Doc. 8250

28 October 1998

Unidroit Convention on stolen or illegally exported cultural objects

Recommendation 1372 (1998)

Reply from the Committee of Ministers

adopted at the 645th meeting of the Ministers’ Deputies (15 and 18 October 1998)

The Committee of Ministers has noted with interest Recommendation 1372 on the Unidroit Convention on stolen or illegally exported cultural objects, adopted by the Parliamentary Assembly on 26 May 1998. The Deputies drew the recommendation to the attention of member States' governments at their 634th meeting (3-4 June 1998).

The Committee of Ministers draws the Parliamentary Assembly's attention to the terms of reference given to the Cultural Heritage Committee at the Deputies' 573rd meeting from 9–11 September 1996, which were "to promote dialogue between the states, European institutions and international organisations involved in combating illicit trafficking in works of art and protecting moveable heritage items, and to present it with any appropriate proposal with a view to establishing close co-operation between member States in liaison with the European institutions and international governmental and non-governmental organisations concerned".

The Cultural Heritage Committee is currently carrying out this mandate by organising a series of sectoral meetings which will culminate in an international forum. A high level policy meeting, under the auspices of the cultural and natural heritage campaign in 1999 and 2000, will provide an opportunity to consider the political aspects of the issue and whether it would be appropriate to propose to the Committee of Ministers the establishment of a regular intergovernmental dialogue on the subject.

The Committee of Ministers also recalls that in the legal field it has long been concerned with protecting cultural property against any criminal or other forms of illicit conduct. Over the years numerous initiatives have been launched in this field. One of these was the 13th colloquy on European law held in Delphi in 1983 on the international legal protection of cultural property. Although many years have since elapsed, it can rightly be said that the work of this colloquy represented a milestone.

Another step was taken in the late 1970s with the establishment of a committee of experts to draw up a legal instrument to deal with this issue. This led to the opening for signature, in Delphi in 1985, of the European Convention on offences relating to cultural property, which was signed by Cyprus, Greece, Italy, Liechtenstein, Portugal and Turkey, but was not ratified. This setback resulted from the convention's failure to deal with the acquisition of stolen property in good faith, an issue which was – and still is – at the centre of any attempts to encourage the protection of cultural property.

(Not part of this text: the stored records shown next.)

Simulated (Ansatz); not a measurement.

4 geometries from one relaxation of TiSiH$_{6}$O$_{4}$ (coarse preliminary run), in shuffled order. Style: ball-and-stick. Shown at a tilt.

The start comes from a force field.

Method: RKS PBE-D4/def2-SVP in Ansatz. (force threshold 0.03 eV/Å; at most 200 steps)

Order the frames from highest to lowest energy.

The issue was therefore subsequently taken up by Unidroit, which, with great skill and with Council of Europe assistance, drafted a convention with global coverage. The Committee of Ministers is therefore ready to do all it can to give political encouragement to the Unidroit convention and to the systematic implementation of all its provisions.

Finally, the Committee of Ministers wishes to point out that to a certain extent the current intergovernmental activities undertaken under its auspices in the criminal field in general, and those of corruption and organised crime in particular, reflect the Assembly's concerns. However, the Committee of Ministers' current priorities, as laid down by the Second Summit, do not leave much scope for a more specific activity. Moreover, notwithstanding the importance that it attaches to this issue, the Committee of Ministers has to acknowledge that its priorities regarding crime policy are currently focussed on other areas, as can be seen in its Recommendation No. R (96) 8 to member States on crime policy in Europe in a time of change.